Elsewhere on this site some of our members have explained what Stop NATO Cymru is trying to “stop”. Another reasonable question is what we propose instead, and what positive aims we have. Being anti-something cannot be the whole story, after all. More broadly, what do we hope to achieve by all this struggling? Below, a possible answer to these questions is explained.
Views on what we can aim for are, in part, based on views about the current situation. It is argued elsewhere that the foreign policy of the NATO powers is not aimed at furthering humanitarian causes or even the benefit of people back at home. Whatever public statements say, when we take a hard look at what planners say to each other in internal documents, and at their actions, the truth is impossible to miss. The real aims, briefly, are to secure the interests of Western business and other elites. This means opening foreign economies to the maximum possible exploitation of resources and labour, to exports of goods manufactured in the core countries, and also to investment of excess capital. It also means taking measures to keep the whole edifice afloat, for example by crushing alternative examples of independent development, even in the smallest cases (much like the Mafia would go to the trouble of making an example of the smallest offender against a protection racket). With these aims, Western state-corporate capitalism has marched over millions of corpses to maintain supremacy.
It’s also been argued elsewhere that taking action in the streets, not just to protest injustice but also to directly disrupt this bloody “business as usual,” is an essential part of any effective movement for change. As American historian and activist Howard Zinn said, “What matters most is not who is sitting in the White House, but ‘who is sitting in’,” referring to peaceful direct action against segregation taken during the civil rights struggle.
Finally, we understand that the present movement for social justice, while it does great work and represents a hard-working and energetic community of activists and supporters, is not nearly as developed or as powerful as other movements have been at various points in history.

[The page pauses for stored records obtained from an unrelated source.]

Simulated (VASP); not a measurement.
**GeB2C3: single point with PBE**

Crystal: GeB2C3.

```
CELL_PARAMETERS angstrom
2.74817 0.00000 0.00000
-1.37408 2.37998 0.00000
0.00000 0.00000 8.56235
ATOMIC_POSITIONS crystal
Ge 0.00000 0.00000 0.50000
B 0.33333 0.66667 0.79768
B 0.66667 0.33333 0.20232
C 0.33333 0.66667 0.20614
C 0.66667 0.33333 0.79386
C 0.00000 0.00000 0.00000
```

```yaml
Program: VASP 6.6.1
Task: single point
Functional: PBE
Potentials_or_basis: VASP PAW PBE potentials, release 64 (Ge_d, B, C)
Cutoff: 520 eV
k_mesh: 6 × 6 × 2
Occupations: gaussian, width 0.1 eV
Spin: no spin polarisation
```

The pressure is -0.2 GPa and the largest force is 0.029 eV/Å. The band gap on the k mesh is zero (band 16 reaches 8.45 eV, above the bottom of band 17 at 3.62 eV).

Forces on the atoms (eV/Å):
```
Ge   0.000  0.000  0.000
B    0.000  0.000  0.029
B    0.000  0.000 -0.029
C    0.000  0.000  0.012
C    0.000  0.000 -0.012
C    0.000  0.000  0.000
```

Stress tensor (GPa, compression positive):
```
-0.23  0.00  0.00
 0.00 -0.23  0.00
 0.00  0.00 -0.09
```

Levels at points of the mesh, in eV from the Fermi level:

On the basis of this understanding, radical activists are taking action in Newport. We hope to achieve many things on the short, medium and long term. Of course, reasons for participation vary. Most immediately, we hope to make it as difficult as possible to carry on “business as usual” for NATO in Newport, by a wide range of means of resistance, as well as spreading our message in discussion and information swapping events. Many will help in this simply because they cannot stomach the thought of going along with these horrifically immoral policies without putting up some resistance. Furthermore, these actions are in themselves a small part of generating pressure on elites. But because the movement against militarism is not yet as large or powerful as it needs to be to win major changes in NATO in the short term, these actions must also serve to raise awareness, providing examples and learning experiences to build up the movement.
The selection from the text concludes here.